This week the company performed MacMillan's Romeo and Juliet in London and you felt everything was as he would have wanted. It was as though the dancers had searched their memories for every detail of what MacMillan had said in rehearsals last year so that they could produce a special tribute to him now. This is the best we can do for you, they seemed to say on Wednesday, and set about a sustained explosion of MacMillan's genius in an epic performance.

This production is pure velvet: rich, lush and tasteful, balancing simple Renaissance formations in the ballroom scene, for example, with intricate and memorable pas de deux for Marion Tait and Robert Hill as the leads so that Shakespeare's language is translated into dance with as much, if not more, beauty and drama. Romeo and Juliet is still very popular, perhaps because of the enduring appeal of sex and violence. Mercutio (a bubbly, cocksure Vincent Redmon), wounded in a fierce sword fight with Tybalt (Peter Ottevanger) stumbles flat-footed towards his assailant, thrusting an angry sword in Tybalt's face before it clatters to the floor and he falls after it, never to get up again.

MacMillan, the master of the pas de deux, allows Hill to slip his hand between Tait's legs to rest on her upper thigh. He lifts her high above his head to express soaring bliss in the balcony scene early on. Later, in her bedroom, Hill uses the same movement to pass Tait across the back of his neck, releasing her to slide down his arm. This is a way MacMillan transforms love into sexual passion, and Tait and Hill are riveting.

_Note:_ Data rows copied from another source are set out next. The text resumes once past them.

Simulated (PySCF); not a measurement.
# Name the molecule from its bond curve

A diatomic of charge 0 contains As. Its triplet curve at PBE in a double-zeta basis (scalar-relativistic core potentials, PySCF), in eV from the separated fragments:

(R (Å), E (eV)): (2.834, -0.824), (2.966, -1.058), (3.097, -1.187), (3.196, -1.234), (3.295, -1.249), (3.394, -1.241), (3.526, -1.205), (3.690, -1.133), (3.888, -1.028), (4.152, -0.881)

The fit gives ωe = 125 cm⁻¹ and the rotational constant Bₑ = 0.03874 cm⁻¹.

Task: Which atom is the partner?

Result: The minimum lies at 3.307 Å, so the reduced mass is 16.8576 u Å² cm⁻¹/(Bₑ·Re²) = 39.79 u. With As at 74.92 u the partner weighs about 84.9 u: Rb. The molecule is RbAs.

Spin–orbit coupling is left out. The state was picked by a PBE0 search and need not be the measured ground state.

The three hours passed in a flash, unlike at The Place, where minutes crawled by like hours during Dance Workshop Europe, turning me into a Euro-sceptic in the process. The European Commission funds an annual project for choreographers from four EC countries to make work around a theme, in this case 'removals'. The pieces are then performed in the four countries - Britain, Belgium, France and Germany. Who needs European unity when on this island we have such fine companies as DV8, Motionhouse, Kim Brandstrup's Arc, Laurie Booth, Adventures in Motion Pictures and many others? Or perhaps the commission chose the wrong countries. Olga Roriz and Rui Horta, both Portuguese, have presented excellent work here. It is a sad comment that the most entertaining moment came from a member of the audience who pretended to choke on the dry ice that came wafting from the stage in the last piece.

Dance Workshop proved to be a misnomer. Whatever happened to the old-fashioned idea of steps that blossom into sequences? There was one dancerly piece, Composite 2, by Veerle Bakelants of Belgium, in which three woman in slime-green jumpsuits ignored each other for 25 minutes as they rolled around. This is dance that belongs in the Jurassic Park of the Eighties, when contemporary dance was no doubt beautiful to do but ho-hum to watch. It put people off going to dance then and will do nothing to recall them now.

Heirs and Graces by Claire Russ of Birmingham was probably the most intriguing piece but again was rather short on dance, unless you count the dancers' swirling orange rubber cloaks. In these cloaks they become members of a royal family, waving at the imaginary crowds with studied irony. True to the theme, the cloaks were removed to reveal blue swimsuits with bumps and cut-outs in interesting places for a pas de trois that was more menage a trois - one man, two women. These costumes were also removed. Oh Europa]

There was some dance in Urs Dietrich's piece from Germany, but its essence was mime - catching birds, releasing birds, turning birds into tossed balls. The two men inevitably turned into birds themselves with fine physical rolls and flaps. Christine Marneffe of France started her piece, when the dry ice lifted, in the final scene of Casablanca, or so it seemed, but this plane never found freedom: it landed in an unspecified detention centre where people were treated like cargo and a string of beads could have been a packet of cocaine. Who knows? Roll on Dance Umbrella in the autumn, where dance means dance.